End of the Pier

Neil Armstrong

Ion Productions in association with the Customs House

The Customs House, South Shields

From 22 August 2017 to 26 August 2017

Review by Peter Lathan

It’s 14 months almost to the day since I first saw and reviewed Neil Armstrong’s play—then entitled The End of the Pier—at The Exchange in North Shields, where it was playing as part of a four venue tour produced by Whitley Bay-based Cloud Nine.

Has anything else changed, apart from losing the first word of the title? The leads are the same; Armstrong plays Lionel Bosch and Zoe Lambert is Edith, his wife and fellow member of the Music Hall act The Lovebirds. Wayne Miller (Tam, the stage doorman) and Bob Stott (Barnaby, their agent) are new to the cast. And, as before, Armstrong himself directs.

The play has gained a little in length but the most noticeable change is the set. The small touring set has been transformed (by designers Gareth Hunter and David Gibson) into something much more sumptuous, more in keeping with what one imagines Edwardian theatre dressing rooms may have been like, even in a rather run-down end of the pier theatre in Herne Bay—although they probably weren’t! And, of course, this does add a certain something to the effect of the production.

The lengthening of the play is not noticeable; nothing seems forced or standing out as being an “extra”. The audience (including me) can’t see the seams, which, of course, is very definitely a good thing. The effect has been to add to both the comedy and the play's underlying seriousness.

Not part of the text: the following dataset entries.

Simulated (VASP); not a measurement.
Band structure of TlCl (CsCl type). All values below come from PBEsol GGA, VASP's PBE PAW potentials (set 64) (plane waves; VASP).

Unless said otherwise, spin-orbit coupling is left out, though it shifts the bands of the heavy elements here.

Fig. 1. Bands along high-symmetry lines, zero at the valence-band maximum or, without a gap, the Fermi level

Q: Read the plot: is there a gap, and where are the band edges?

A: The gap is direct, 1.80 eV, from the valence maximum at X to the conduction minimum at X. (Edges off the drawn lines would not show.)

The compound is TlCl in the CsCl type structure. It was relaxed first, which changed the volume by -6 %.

The Lovebirds' love, after 25 years of marriage and even longer as a Music Hall act, has turned to hatred and each really desperately wants to kill the other, and this, their last night in Herne Bay, is to be the moment. What prevents them from succeeding and the events that follow are not only good comedy but good comedy with something of an edge.

The characters are fully rounded and totally believable—helped by excellent performances from all concerned—and the comedy, arising from the intricate and often totally unexpected twists and turns of the plot, has a serious undertone, a depth which is thought-provoking—a bonus addition to the entertainment it so abundantly supplies.